Congo’s supreme court has upheld President Joseph Kabila’s victory following a contested election, raising fears of more violence in sub-Saharan Africa’s largest nation because the main opposition candidate has already rejected the results. The November election was only the second democratic vote in Congo’s 51-year history, and the first to be organised by the Congolese government rather than by the international community. Observers have expressed concern about irregularities, saying voter turnout results were impossibly high in some districts.
Kabila, Congo’s incumbent president, faced 10 candidates, including Etienne Tshisekedi, a 79-year-old longtime opposition leader who is enormously popular with the country’s impoverished masses. Observers fear unrest if Tshisekedi orders his supporters to take to the streets. So far, Tshisekedi has called for calm, telling his supporters to await his instructions.
Another opposition candidate, Vital Kamerhe, appealed to Congo’s supreme court to annul the presidential vote, but the court said late on Friday that his complaint was groundless and lacked sufficient evidence. The decision was announced by Justice Jerome Kitoko, the court’s vice president.
Kabila first came to power after his father’s assassination and has now led the massive, mineral-rich central African nation for a decade. Results released one week ago showed he had 49% of the vote, and Tshisekedi had 32% of the nearly 19m votes cast.
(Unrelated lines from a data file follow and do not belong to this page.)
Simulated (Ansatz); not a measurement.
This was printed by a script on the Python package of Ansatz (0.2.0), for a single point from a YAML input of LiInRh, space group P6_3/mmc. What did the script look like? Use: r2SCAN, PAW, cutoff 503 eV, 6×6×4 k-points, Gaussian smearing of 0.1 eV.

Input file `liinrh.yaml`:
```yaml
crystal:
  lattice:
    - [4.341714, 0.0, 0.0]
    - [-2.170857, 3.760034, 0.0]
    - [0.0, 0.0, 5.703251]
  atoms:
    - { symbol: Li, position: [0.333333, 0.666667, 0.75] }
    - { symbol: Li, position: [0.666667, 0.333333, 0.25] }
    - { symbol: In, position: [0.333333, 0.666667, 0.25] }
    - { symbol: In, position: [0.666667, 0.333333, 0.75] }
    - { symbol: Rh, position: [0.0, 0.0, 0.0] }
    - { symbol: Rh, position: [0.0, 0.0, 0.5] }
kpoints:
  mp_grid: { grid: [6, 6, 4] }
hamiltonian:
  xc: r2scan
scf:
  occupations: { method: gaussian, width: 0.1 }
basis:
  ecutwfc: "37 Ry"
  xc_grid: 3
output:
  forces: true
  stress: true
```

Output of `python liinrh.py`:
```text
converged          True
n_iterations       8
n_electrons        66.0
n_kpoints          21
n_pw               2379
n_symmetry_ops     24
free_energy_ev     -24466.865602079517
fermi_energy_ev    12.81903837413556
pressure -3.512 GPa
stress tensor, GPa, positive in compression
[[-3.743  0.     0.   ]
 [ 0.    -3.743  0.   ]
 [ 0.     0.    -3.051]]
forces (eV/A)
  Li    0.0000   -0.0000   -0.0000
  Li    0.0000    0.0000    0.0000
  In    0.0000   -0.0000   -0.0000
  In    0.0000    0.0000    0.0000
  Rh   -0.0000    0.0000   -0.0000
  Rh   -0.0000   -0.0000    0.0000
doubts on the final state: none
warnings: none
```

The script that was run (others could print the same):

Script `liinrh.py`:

Just 24 hours after those results were published, US observers from the Atlanta-based Carter Center – founded by former president Jimmy Carter – issued a statement saying the vote lacked credibility.
David Pottie, one of the senior observers with the Carter Center, said it was impossible to have 100% voter turnout in a region where less than 2% of the roads are paved, and equally improbable for all the votes to go to Kabila, when there were 11 candidates on the ballot.